Thanks very much Marko. I researched the query one step at a time and gained
much more knowledge about gremlin.
However, I wanted to do something a little bit different, instead of
comparing the "name" property of the children nodes to the source node, I
wanted to compare among the siblings of the children nodes (only first level
under the source node) and if there are duplicates, only keep the one with
the biggest degree of "bar" relationship. (The source node doesn't have a
"name" property).
For example,
v(1) --foo--> v(2) name: "abc" --bar--> (15 nodes)
v(1) --foo--> v(3) name: "abc --bar --> (20 nodes)
v(1) --foo--> v(4) name "xyz" --bar--> (15 nodes)
v(1) --foo--> v(5) name "xyz" --bar--> (25 nodes)
would become:
v(1) --foo--> v(3) name: "abc --bar --> (20 nodes)
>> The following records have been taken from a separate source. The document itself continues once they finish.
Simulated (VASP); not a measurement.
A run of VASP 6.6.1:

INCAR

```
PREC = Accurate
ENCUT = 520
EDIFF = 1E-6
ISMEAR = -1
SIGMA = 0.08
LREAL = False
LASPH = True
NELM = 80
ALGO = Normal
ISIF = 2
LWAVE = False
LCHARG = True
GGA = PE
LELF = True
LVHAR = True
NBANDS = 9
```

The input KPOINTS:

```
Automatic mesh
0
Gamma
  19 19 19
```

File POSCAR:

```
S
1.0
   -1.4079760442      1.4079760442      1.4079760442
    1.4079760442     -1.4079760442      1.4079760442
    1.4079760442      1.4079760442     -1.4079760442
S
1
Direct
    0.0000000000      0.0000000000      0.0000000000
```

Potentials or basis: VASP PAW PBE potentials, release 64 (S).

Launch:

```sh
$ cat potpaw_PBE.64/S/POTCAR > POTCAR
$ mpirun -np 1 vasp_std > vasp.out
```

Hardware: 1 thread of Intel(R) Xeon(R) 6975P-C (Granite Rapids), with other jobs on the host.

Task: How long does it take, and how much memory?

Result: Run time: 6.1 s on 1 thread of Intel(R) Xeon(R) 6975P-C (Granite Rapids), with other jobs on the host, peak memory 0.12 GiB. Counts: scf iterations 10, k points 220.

v(1) --foo--> v(5) name "xyz" --bar--> (25 nodes)
So instead of doing
g.v(1).sideEffect{x =
it.getProperty('name')}.out('foo').filter{it.getProperty('name').equals(x)}
I proposed doing:
g.v(1).out("foo").transform{[it, it.name,
it.out("bar").count]}.aggregate.cap
to get an array of first level children nodes, their names, and degree of
"bar" edges like [v(2), "abc", 15], [v(3), "abc", 20], [v(4), "xyz", 15],
[v(5), "xyz", 20]
And then I can sort the array by the name property, and iterate through that
array to delete nodes that have a smaller count based on the count value
specified in each sub array.
But since my gremlin knowledge is still very limited, before digging too
much into this proposed solution I want to verify with you that it would
work and see if you have better or easier approach to do it (i.e. maybe one
simple method that I can make use that I'm not aware of). Thanks very much
again.
On Sat, Oct 22, 2011 at 9:40 AM, Marko Rodriguez <[email protected]>wrote:
> Hi,
>
> > Currently I'm doing the following in my own code with multiple requests
> to the standalone neo4j server. I wonder if it's possible to achieve in one
> gremlin query/script so that I can post the gremlin query to the server as 1
> request and done. What I'm trying to achieve is:
> >
> > Start from one given node (e.g. v1), get all of the nodes connected
> through a given type of relationship (e.g. relationship "foo"), within all
> of these nodes, see if their "name" property has the same value, and if so,
> delete the node (and the "foo" relationship connected to it) with smaller
> outgoing degree (on a specific type of relationship, say, "bar"). If there
> are more than two nodes with the same "name" property, only keep the one
> with biggest outgoing degree (on type "bar").
>
>
> The query below is to warm you up. It will delete all vertices with same
> property value as source vertex that are 'foo' related to source vertex.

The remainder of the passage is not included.